I’m choosy in my reading–unless of course the book is free (as this one is, for Amazon Prime members through January).
The pretty flaming horse on the cover is Ireth, a powerful being from another plane that can be temporarily summoned into a human vessel. You can probably guess the requirements: good health, no piercings to mar one’s wholeness, a summoning tattoo in an extinct language, and…virginity. (Because it’s YA!)
Our human vessel is eighteen year old Sandis, the favorite slave of an underworld kingpin whose gun-toting grafters roam the city of Dresberg doing what they will and delivering their brand of extrajudicial justice. Because this whole occult business is an abomination to the powers that be, Sandis lives in a subterranean fortress, only venturing above to work as a lethal weapon while possessed. (Luckily, she doesn’t remember these episodes: her bound being turns targets into char and ash.) Her resignation changes when she witnesses a fellow high-level vessel die during an summoning experiment.
Out in the polluted, overcrowded city, freelance thief and martial artist Rone (twenty-five, with dark hair, dark eyes, rough stubble, mmmm) is minding his own business. He’s working to keep his sainted mother in comfort and eventually purchase very rare, very expensive letters of transit. He’s been successful in his efforts thus far due to a found magical artifact that grants him conditional invincibility. Naturally he bumps into Sandis right after she’s managed her escape from her handler. They meet cute in a tavern over mugs of apple cider, only to be rudely interrupted by grafters intent on bringing Sandis back. Rone tries to help the cute girl with his skills and his magic doodad. She is so impressed that she steals the doodad and makes a break for it. Hijinks ensue.
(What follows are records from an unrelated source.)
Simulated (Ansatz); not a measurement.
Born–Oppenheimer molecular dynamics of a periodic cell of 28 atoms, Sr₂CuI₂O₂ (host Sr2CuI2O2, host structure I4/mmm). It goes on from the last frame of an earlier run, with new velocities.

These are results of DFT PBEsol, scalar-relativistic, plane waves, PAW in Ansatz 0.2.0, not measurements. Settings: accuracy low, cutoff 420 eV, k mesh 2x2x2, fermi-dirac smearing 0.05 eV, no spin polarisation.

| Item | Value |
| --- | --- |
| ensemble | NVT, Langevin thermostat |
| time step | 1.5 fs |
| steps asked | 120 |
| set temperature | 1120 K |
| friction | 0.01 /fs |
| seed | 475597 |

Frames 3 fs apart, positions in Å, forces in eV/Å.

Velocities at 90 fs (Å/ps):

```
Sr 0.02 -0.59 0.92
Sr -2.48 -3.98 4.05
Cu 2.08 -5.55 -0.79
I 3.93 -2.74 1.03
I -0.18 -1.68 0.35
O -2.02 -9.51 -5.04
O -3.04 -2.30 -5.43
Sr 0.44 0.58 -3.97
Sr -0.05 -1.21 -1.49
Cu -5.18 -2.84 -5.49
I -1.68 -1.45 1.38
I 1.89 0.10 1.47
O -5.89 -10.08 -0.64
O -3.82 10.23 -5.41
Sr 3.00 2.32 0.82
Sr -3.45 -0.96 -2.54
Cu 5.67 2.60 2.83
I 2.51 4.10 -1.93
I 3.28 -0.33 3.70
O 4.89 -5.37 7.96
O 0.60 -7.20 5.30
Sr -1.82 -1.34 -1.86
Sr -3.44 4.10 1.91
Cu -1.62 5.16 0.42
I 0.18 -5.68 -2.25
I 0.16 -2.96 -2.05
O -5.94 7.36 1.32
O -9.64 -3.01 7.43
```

“You again,” the second gunman said, appraising Rone before his gaze darted back to Sandis. Why were they after her? What was so special about her?
“What’s your name?” the first gunman asked.
“I’ll give you a hint,” he said, trying to measure where the man behind him stood. “It rhymes with Muck Kerself.”
They didn’t laugh. Sandis looked at him with eyes as wide as a hungry puppy’s. She visibly trembled. She was terrified.
At its most basic, this book is a series of chase scenes. Chapters alternate between Sandis and Rone’s point of view. The main action takes place over a matter of days, giving Sandis and Rone plenty of time to feel “warmth” and shiver and spout curses like “Celestial!” and “God’s tower!” The world-building is serviceable. The religious conflict between the dominant Celesian sect (their leader is the “Angelic”) and the vanished but still powerful Noscon civilization (who made Rone’s artifact and possibly communed with the extraplanar beings) has the most potential. The main characters are likable enough, their relationship sweet enough. Their young bodies do things my body has never done: his “skeleton turned to ice,” her “skeleton seemed to disappear,” guilt feels like a “leaden ball with teeth.” Fun fact: the word “shoulder(s)” is used 117 times.
Recommended if you like your YA vaguely steampunk (plus magic, I think) and action-oriented. The age difference skeeved me out, though not much happens on that front. (But don’t worry, it’s a trilogy!)